The market has now removed prior premiums from South American weather as well as US export hopes. Futures would now be considered a mixed chart picture. A separate background story, a falling Mississippi, will also be returning. One positive here is we're still cheaper than Brazil. We are also still getting export sales. This should stabilize futures pricing at/above our view of $10.05 economic value.

Market Report

Trade estimates for Friday's monthly supply/demand report have been released. For soybeans, the estimates show few surprises. All will be adjusting old crop stocks to USDA's finalized numbers from the September 30 quarterly Grain Stocks report, from 340 million bushels to 342. The big question for this report is with yield changes. The average guess suggests a slight decline from last month's 53.2 bpa to 53.1 (ALDL 53.2). Of the 18 analysts surveyed by Reuters newswire that submit estimates guessing USDA's numbers 10 suggested lower, one unchanged (Allendale) and seven were higher. There was a minimal range in these estimates. 17 of the 18 were within 0.8 of last months number, either higher or lower. Crop Progress ratings would suggest a light increase. Also, in recent years there has been a tendency for higher bean yields into fall. However, this year's August and September dryness was significant. It is reasonable for us, and the rest of the trade, to be a little conservative on this report. The average production estimate, 4.579 billion, is only a revision of 7 million bushels (ALDL 4.586). The trade is also standing pat on any real changes for demand. The trade estimate is 549 million bushels for stocks, about unchanged from last months 550 (ALDL 553). If we are removing South American weather risk from this market then you can argue pricing back to economic value around $10.05.

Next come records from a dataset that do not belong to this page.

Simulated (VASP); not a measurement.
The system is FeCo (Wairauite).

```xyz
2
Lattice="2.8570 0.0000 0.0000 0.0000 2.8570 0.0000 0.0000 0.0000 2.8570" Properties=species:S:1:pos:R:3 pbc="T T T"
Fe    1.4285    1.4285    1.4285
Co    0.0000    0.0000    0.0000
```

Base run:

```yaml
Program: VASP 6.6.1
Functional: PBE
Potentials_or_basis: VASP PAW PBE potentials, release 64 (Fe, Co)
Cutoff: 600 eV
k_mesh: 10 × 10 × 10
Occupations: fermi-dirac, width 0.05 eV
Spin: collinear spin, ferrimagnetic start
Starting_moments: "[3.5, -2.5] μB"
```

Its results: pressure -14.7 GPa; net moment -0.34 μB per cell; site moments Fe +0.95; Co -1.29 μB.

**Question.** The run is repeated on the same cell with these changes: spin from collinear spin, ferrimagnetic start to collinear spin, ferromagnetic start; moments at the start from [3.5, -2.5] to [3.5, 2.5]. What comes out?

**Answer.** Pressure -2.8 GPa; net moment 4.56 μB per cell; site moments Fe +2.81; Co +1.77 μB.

Back in September we discussed a study regarding years with a dry August and September finish. We're still waiting on official numbers for September in our dataset. If you assume it was -20% from normal, a conservative estimate, then our Midwest weighted average rain for the two months is only 5.1 inches. That is the 9th lowest rainfall in those two months of the 44 years we looked at from 1980 - 2023. We then looked at yield changes in the 10 years that were closest to this amount, higher and lower. Of those 10 years, nine of them posted a peak yield for the year from July - September. Those nine years saw yield declines thereafter.

There were no overnight export sales this morning. The two day total for the week is 338,500 tonnes, near last week's good 352,000.

The Mississippi River recently crested at +6.5 feet stage height in Memphis. This is quite a transition from the September 24 low point of -10.4. Current levels are back down to -0.9 and are forecast to fall back to -6.8 by October 23. This would restart barge restrictions. They kick back in at -5.0.

The US soybean export price advantage vs. Brazil, $40 - $42 per tonne last week, has been reigned back to $24 - $25. When including their $10 - $15 shipping advantage we are still moderately ahead. The US soybean market, in addition to removing light South American risk premiums, has also lowered its view of US exports from above-USDA to now at-USDA.

Anec, the Brazilian export association, estimates 4.12 million tonnes for October soybean exports. This would be -1.4 from last year in the same month. Apr – Oct exports would be -3.2 from last year's record exports in the same period. Let's not get too bullish from this news. Year to date exports are a #2 record so far, 70.5 mt. That is just off last year's 73.7.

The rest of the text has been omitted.